How to Build a Price Comparison API — Step-by-Step Tutorial

Building a price comparison API lets you aggregate product prices from multiple retailers, track price changes over time, and deliver real-time pricing data to your applications. Whether you're building a shopping comparison site, a price alert system, or a competitive intelligence dashboard, this tutorial walks you through the complete process.

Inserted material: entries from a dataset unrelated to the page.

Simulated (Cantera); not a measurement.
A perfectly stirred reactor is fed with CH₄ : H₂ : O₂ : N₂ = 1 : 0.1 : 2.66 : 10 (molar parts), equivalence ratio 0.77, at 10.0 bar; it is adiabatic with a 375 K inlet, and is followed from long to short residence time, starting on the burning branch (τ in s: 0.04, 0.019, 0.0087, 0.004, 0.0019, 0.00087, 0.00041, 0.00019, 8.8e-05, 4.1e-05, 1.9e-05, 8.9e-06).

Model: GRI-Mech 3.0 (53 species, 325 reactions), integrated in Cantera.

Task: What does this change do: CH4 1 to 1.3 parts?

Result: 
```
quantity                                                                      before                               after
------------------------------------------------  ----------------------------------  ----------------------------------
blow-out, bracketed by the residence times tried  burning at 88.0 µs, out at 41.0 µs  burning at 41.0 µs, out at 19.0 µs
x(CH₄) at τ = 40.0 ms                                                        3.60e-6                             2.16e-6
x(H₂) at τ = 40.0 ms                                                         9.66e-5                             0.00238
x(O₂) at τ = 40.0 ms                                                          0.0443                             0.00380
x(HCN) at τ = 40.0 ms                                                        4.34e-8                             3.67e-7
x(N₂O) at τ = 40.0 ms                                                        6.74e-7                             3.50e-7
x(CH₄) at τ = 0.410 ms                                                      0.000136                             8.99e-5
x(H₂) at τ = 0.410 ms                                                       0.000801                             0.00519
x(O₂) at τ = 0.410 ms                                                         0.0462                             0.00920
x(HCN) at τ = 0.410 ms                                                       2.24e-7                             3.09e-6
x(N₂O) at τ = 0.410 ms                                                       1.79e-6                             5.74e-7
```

We'll use SearchHive's ScrapeForge API for web data extraction — it handles JavaScript rendering and bot detection automatically, which is critical when scraping e-commerce sites.

Key Takeaways

A price comparison API needs three components: data extraction, normalization, and a serving layer
E-commerce sites are heavily protected — you need anti-bot bypass capabilities
SearchHive's ScrapeForge handles JS rendering and bot detection in a single API call
Price normalization (currency conversion, unit standardization) is essential for accurate comparisons
Caching and rate limiting keep your API fast and cost-effective

Prerequisites

Before starting, you'll need:

Python 3.9+ installed
A SearchHive API key (free tier available — 1,000 requests/month)
Basic familiarity with REST APIs and Python
A code editor or IDE

pip install requests fastapi uvicorn redis python-dotenv

Step 1: Define Your Data Model

Start by defining the structure of your price comparison data:

# models.py
from dataclasses import dataclass, asdict
from typing import Optional
from datetime import datetime

@dataclass
class ProductPrice:
    product_name: str
    retailer: str
    price: float
    currency: str
    url: str
    in_stock: bool
    timestamp: str
    shipping_cost: Optional[float] = None
    condition: str = "new"
    
    def to_dict(self):
        return asdict(self)

@dataclass  
class PriceComparison:
    query: str
    results: list[ProductPrice]
    lowest_price: Optional[ProductPrice] = None
    highest_price: Optional[ProductPrice] = None
    scraped_at: str = ""
    
    def __post_init__(self):
        self.scraped_at = datetime.utcnow().isoformat()
        if self.results:
            prices = [r for r in self.results if r.in_stock]
            if prices:
                self.lowest_price = min(prices, key=lambda r: r.price)
                self.highest_price = max(prices, key=lambda r: r.price)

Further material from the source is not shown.